Ōtūwharekai Ashburton Lakes water quality results reinforce ongoing need for action

Hundreds of water samples taken from the Ōtūwharekai Ashburton Lakes and streams over the past year confirm that water quality remains a concern and reinforce that ongoing action is required.

The water monitoring results were presented to the Ashburton Water Zone Committee by Environment Canterbury and the Department of Conservation (DOC), who are part of the Ōtūwharekai Working Group to restore lake health and cultural values. This group is made up of representatives from rūnanga, councils, landowners, Fish & Game and central government agencies.

Reporting back on water quality

The findings showed negative and some positive changes across the different lakes and streams of this unique sub-alpine catchment, said Dr Tim Davie, Director of Science at Environment Canterbury.

“These are small to medium-sized lakes and streams in the high country, which means results often fluctuate from year-to-year due to climate conditions and other variables. However, the results generally show increasing nutrients and algae, which are causing worsening water quality over the past ten years.

“Work is already underway to reduce nutrients entering the waterways from farming activity, and the nearby long-drop toilets in the huts settlement have been decommissioned. However, these actions could take some time to make a difference to water quality results.

“The positive news is there has been a real willingness by landowners and local farmers to continue to go beyond their regulatory requirements to address issues in the catchment, so we’re confident change is possible.”

Lake water quality monitoring results

As in the previous year, all of the lakes in Ōtūwharekai remain above their Trophic Level Index (TLI) limit, which means they are not meeting the outcomes for freshwater health expected by the community. The TLI measures overall lake health by assessing nitrogen and phosphorus (nutrients) and algal biomass (algae).

The amount of algae in the lakes was generally high for these types of lakes but there were some individual differences from lake-to-lake.

“It was pleasing to see Te-Puna-a-Taka/Lake Clearwater decrease in algae biomass this summer but it’s too early to say if this is pause in decline or reversal of the degrading trend,” said Dr Davie.

“On the other hand, Ōtūroto/Lake Heron, is showing a continued increase in algae, and high numbers of the nuisance algae Ceratium, which is very good at outcompeting other algae for nutrients.”

Stream quality results

Department of Conservation technical advisor – freshwater Dr Tom Drinan said nitrogen concentrations in streams have increased significantly in the Ōtūwharekai catchment in the last ten years.
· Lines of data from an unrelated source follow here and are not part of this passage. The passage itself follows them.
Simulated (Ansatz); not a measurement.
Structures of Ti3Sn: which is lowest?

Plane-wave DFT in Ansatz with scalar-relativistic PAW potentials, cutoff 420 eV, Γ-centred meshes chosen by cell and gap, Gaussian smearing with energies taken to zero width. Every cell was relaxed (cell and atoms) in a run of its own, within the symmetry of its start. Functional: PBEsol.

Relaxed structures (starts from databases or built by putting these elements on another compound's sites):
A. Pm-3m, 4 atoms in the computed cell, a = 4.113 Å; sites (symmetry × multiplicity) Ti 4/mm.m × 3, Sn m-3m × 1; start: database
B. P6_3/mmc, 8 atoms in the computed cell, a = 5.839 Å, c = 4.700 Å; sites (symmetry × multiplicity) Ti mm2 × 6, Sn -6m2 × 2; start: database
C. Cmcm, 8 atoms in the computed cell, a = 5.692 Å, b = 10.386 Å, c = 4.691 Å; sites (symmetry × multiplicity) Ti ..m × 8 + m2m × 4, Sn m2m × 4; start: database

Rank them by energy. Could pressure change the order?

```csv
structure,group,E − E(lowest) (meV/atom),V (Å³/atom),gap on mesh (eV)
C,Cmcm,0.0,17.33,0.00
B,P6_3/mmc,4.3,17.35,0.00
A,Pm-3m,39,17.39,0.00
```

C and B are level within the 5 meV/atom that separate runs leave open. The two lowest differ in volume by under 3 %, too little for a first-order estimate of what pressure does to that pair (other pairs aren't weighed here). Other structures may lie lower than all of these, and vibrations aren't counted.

“Most sample sites have seen a two to three-fold increase in nitrogen concentrations, with current concentrations being very high for these high-country streams,” he said.

“For comparison, nitrogen concentrations at our reference site at Paddle Hill have remained consistently low during the same ten-year period. These worsening nitrogen concentrations continue to pose a risk to the ecological health of these streams and the lakes and rivers they flow into.

“Encouragingly, there has been some reduction in phosphorus concentrations over the same period at these sites.”

A more detailed summary of the key results for each Ōtūwharekai lakes, along with additional science investigations and key activities underway is available on the Ōtūwharekai Ashburton Lakes project page.

About the Ōtūwharekai Working Group

The Ōtūwharekai Working Group was established in 2019 to instigate collaborative and urgent action to halt and reverse the degradation of Ōtūwharekai ecology and values.

The Group is made up of Papatipu Rūnanga with connection to the area – Te Rūnanga o Arowhenua, Te Ngāi Tūāhuriri Rūnanga and Te Taumutu Rūnanga – as well as Te Rūnanga o Ngāi Tahu, Environment Canterbury, farmers in the area, Department of Conservation, Toitū Te Whenua LINZ, Ashburton District Council, Central South Island Fish & Game, the Ministry for the Environment and Ministry for Primary Industries.